Several key indicators for the services sector – the UK’s main driver of economic growth – fell slightly this quarter, with domestic sales and orders reaching their lowest level for over three years. For manufacturing, domestic sales fell again, and remain low in historical terms.
While some manufacturing sector indicators have shown slight improvements, these increases are from a very low base. Combined with the slight weakening in some areas of the dominant services sector, the Q1 figures suggest a static picture- with potential downside risks for UK economic growth ahead.
Key findings in the Q1 2016 survey:
Overall, the figures for both the services and manufacturing sectors indicate continued growth. However, this has remained static across many indicators, and slackened in others.
In the Norfolk manufacturing sector there continued to be a decline in both export sales and orders (-25) and (-33) respectively. Domestic sales moved out of negative territory from (-8) in Q4 2015 to (0) this quarter, however home orders fell further to (-9).

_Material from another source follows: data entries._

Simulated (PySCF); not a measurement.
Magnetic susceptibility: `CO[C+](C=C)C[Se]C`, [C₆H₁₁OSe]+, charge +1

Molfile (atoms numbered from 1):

However, more Norfolk manufacturing firms grew their workforce in the last three months (+2), but those expecting to recruit in the next 3 months declined to (+10) from (+18) in Q4 2015.
The Norfolk service sector showed mixed results, with domestic sales falling (+21) and orders remaining static (+11); whilst export sales and orders increased (+9) and (+3) respectively.
In both the Norfolk manufacturing and service sectors reported less difficulties in recruiting staff.
Confidence in turnover and profitability for both services and manufacturing remains low by historical standards
The balance of Norfolk manufacturers intending to increase prices fell sharply, from (+23) to (0) (reversing the rise of the previous quarter). The service sector balance decreased from (+22) to (+18).
The balance of firms intending to invest in plant and machinery and training either fell or remained static in the services sector
Whilst the number of Norfolk manufacturers investing in plant and machinery rose, but those investing in training fell.
Norfolk companies reported increased pressures for higher pay settlements (+37) in manufacturing, (+20) in services). In manufacturing, the level is still higher than before the financial crisis.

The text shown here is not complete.